Ranger tag-based policies

Ranger enables you to create tag-based services and add access policies to those services.

Tag-Based Policies Overview

  • An important feature of Ranger tag-based authorization is the separation of resource-classification from access-authorization. For example, resources (HDFS file/directory, Hive database/table/column etc.) containing sensitive data such as social security numbers, credit card numbers, or sensitive health care data can be tagged with PII/PCI/PHI – either as the resource enters the Hadoop ecosystem or at a later time. Once a resource is tagged, the authorization for the tag would be automatically enforced, thus eliminating the need to create or update policies for the resource.

  • Using tag-based policies also enables you to control access to resources across multiple Hadoop components without creating separate services and policies in each component.

  • Tag details are stored in a tag store. Ranger TagSync can be used to synchronize the tag store with an external metadata service such as Apache Atlas.

Tag Store

Details of tags associated with resources are stored in a tag store. Apache Ranger plugins retrieve the tag details from the tag store for use during policy evaluation. To minimize the performance impact during policy evaluation (in finding tags for resources), Apache Ranger plugins cache the tags and periodically poll the tag store for any changes. When a change is detected, the plugins update the cache. In addition, the plugins store the tag details in a local cache file – just as the policies are stored in a local cache file. On component restart, the plugins will use the tag data from the local cache file if the tag store is not reachable.

Apache Ranger plugins download the tag details from the store managed by Ranger Admin. Ranger Admin persists the tag details in its policy store and provides a REST interface for the plugins to download the tag details.

Tags

Ranger Tags can have attributes. Tag attribute values can be used in Ranger tag-based policies to influence the authorization decision.

For example, to deny access to a resource after a specific date:

  1. Add the EXPIRES_ON tag to the resource.
  2. Add an exipry_date tag attribute and set its value to the expiry date.
  3. Create a Ranger policy for the EXPIRES_ON tag.
  4. Add a condition in this policy to deny access when the date specified the in expiry_date tag attribute is later than the current date.

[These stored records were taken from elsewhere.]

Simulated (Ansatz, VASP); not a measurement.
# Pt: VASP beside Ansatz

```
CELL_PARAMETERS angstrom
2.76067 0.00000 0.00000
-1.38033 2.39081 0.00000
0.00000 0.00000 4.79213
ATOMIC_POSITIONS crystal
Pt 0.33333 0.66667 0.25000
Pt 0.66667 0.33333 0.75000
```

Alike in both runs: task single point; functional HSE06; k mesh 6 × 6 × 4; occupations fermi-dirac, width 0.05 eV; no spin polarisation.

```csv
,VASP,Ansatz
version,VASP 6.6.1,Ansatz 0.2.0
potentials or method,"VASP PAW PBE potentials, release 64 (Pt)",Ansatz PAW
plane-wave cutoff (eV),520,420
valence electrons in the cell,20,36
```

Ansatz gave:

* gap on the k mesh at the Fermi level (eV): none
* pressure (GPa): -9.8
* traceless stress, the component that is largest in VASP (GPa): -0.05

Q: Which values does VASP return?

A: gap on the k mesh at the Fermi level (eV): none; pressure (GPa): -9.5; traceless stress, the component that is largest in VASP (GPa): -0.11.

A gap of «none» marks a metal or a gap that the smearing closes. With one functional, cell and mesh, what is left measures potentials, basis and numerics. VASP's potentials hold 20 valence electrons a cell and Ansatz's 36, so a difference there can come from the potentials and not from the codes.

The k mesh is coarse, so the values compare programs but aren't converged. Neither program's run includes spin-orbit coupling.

Note that the EXPIRES_ON tag policy is created as the default policy in tag service instances.

TagSync

Ranger TagSync is used to synchronize the tag store with an external metadata service such as Apache Atlas. TagSync is a daemon process similar to the Ranger UserSync process.

Ranger TagSync receives tag details from Apache Atlas via change notifications. As tags are added to, updated, or deleted from resources in Apache Atlas, Ranger TagSync receives notifications and updates the tag store.